SAN FRANCISCO — For years, job hunting over the age of 40 in the youth-obsessed Silicon Valley could prove hazardous to your career.
But judging from the experiences of technology workers roaming the country in search of job opportunities elsewhere, ageism is a universal problem in the industry.
“It’s not just Silicon Valley. It is everywhere,” says Pete Denes, 59, who used to run a $200 million sales division at Hitachi and now sells yard and monument signs in his native Omaha after a go at real estate in Phoenix. “It is very frustrating after a while.”

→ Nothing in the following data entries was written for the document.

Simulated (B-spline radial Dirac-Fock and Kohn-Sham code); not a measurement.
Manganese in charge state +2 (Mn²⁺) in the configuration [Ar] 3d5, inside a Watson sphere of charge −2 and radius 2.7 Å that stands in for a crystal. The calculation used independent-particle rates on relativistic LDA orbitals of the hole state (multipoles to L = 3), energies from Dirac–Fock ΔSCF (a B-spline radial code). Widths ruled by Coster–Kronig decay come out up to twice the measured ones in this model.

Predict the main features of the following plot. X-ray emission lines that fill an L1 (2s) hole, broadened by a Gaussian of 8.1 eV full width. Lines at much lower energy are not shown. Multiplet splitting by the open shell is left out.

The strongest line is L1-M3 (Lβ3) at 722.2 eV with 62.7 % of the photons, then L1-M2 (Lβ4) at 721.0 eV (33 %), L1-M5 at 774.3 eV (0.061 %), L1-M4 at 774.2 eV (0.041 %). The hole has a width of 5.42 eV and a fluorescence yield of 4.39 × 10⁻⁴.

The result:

From California to Arizona and now Omaha, Denes says he traveled far and wide in search of work in tech. Nearly a decade and 300 rejected resumes later, he concluded it’s “virtually impossible to get my foot in the door anywhere.”
His experience is becoming increasingly common.
Age is the silent career killer in the tech industry. While companies openly wrestle with the lack of racial and gender diversity, regularly releasing workforce demographics, they refuse to disclose the average age of their staffers and offer little in the way of internal support for older workers.
A rise in complaints, and lawsuits, over ageism in Silicon Valley and elsewhere the past few years has contributed to the reticence among major tech employers to speak up on the topic.
“Systemic issues contribute to tech and (non-tech) fields,” says Brooks Holtom, management professor at Georgetown’s McDonough School of Business.
In tech, the issue is pronounced, he says, because start-ups are “based on young people taking risks, paying entry-level wages, to start companies.”
The median age of an American worker is 42. Yet at Facebook it’s 29, Google 30, Apple 31, Amazon 30 and Microsoft 33, according to self-reported employee data collected by research firm PayScale last year. (It did not collect data this year.) Most job candidates at those companies are 25 to 34 years old, according to data collected by Glassdoor, a jobs and recruiting website.
As the population ages, discrimination in hiring and on the job is becoming more pronounced not only in Silicon Valley but in tech hubs throughout the U.S., where workers relocated from the San Francisco Bay Area…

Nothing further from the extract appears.